Dyson appeared before an independent three-man disciplinary panel into an alleged “serious breach of regulations” following his disqualification from the BMW Masters in China in October.
The panel, sitting at the European Tour’s headquarters in Wentworth yesterday, upheld the charge of breaching the regulations, but added it was a “momentary aberration on his part, not a premeditated act of cheating”.
The panel banned Dyson for two months, a ban suspended for the next 18 months, and fined him £30,000. He was also asked to pay £7,500 towards the European Tour’s legal costs.
But the report also declared that “there was no history of misconduct on the part of Dyson in his 14 years on the Tour”.
The 35-year-old York-born ace told The Press he was satisfied at the outcome of the panel, whose hearing lasted more than five hours before the final decision was reached.
Said Dyson: “It’s a shame that it had to come to this, but I am very satisfied with the result.
“The panel have said I am not a cheat and I am very pleased about that. I can just get on with playing golf now, which is all I want to do.”
The panel was convened after an incident on the eighth hole of the second round of the BMW Masters in Shanghai, where Dyson was seen by a television viewer to have allegedly repaired a spike mark with his ball. He had not signed for a two-shot penalty on his card and was subsequently disqualified.
He fully accepted the disqualification, adding in a later statement from his management company that it had been “an accidental mistake”, saying how he had “never deliberately broken the rules either on this occasion or in the past”.
Dyson revealed to The Press that the five weeks since his untimely exit from the BMW Masters tournament had been “horrible”.
The disciplinary panel had the power to impose a wide range of punishments from mere censure to a lengthy suspension from the European Tour, and there were rumours going around the sport he could indeed be hit by a three-month ban.
Said a relieved Dyson, who marked the second event of the 2014 European Tour tied for third place in the Alfred Dunhill Championship in South Africa last week: “It has been a horrible five weeks. But I could not have played as well as I did last week in South Africa if I had not had a guilt-free conscience.

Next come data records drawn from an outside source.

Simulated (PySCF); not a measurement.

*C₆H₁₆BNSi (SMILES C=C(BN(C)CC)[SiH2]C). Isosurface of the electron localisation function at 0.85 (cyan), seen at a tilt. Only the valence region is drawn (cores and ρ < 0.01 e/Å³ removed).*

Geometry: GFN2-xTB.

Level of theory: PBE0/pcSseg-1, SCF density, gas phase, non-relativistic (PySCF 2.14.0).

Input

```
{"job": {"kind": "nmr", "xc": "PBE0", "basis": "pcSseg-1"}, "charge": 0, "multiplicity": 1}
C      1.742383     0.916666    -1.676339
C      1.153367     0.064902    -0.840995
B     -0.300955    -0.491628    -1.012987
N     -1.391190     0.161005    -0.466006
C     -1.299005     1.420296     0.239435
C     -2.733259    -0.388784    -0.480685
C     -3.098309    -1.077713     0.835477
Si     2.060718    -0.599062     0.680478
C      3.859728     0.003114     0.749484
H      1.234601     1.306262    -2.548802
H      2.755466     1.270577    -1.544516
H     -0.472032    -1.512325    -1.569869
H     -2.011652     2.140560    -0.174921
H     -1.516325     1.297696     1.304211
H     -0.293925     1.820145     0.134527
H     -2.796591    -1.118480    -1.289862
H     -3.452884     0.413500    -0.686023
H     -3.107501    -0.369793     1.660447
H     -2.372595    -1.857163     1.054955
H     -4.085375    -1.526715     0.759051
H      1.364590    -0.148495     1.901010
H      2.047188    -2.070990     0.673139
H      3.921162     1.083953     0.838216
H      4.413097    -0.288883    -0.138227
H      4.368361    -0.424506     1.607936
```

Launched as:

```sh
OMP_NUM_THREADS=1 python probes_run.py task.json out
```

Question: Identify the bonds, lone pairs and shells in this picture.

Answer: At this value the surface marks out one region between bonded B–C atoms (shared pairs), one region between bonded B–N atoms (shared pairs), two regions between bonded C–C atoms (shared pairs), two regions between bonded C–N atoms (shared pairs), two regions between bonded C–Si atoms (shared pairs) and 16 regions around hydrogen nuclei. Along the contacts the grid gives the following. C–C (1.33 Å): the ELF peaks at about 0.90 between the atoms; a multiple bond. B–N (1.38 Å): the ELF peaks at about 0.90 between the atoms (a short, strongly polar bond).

“All I wanted to do is to keep on playing golf and I hope that when I return to playing after the holiday period I can start the 2014 year as well as I have finished the end of this year on the 2014 tour.”
The panel, which was chaired by Ian Mill QC, issued a statement which said: “The panel decided....to impose upon Mr Dyson a period of suspension from the Tour of two months, but to suspend its operation for a period of 18 months.
“The effect of this is that, if during that 18-month period, Mr Dyson commits any breach of the Rules of Golf, his case will be referred back to the panel to determine whether in the circumstances the suspension should immediately become effective.”
The panel, which was made up of former European Tour player Gordon Brand Jnr and football’s League Managers’ Association chief executive Richard Bevan, found that Dyson deliberately pressed down the spike mark despite knowing it was against the rules.
According to the panel, the “extreme seriousness” of such an offence “in the appropriate case” would warrant an immediate suspension, but Dyson’s previous good conduct and the fact that it was a “momentary aberration on his part, not a premeditated act of cheating” was taken into consideration.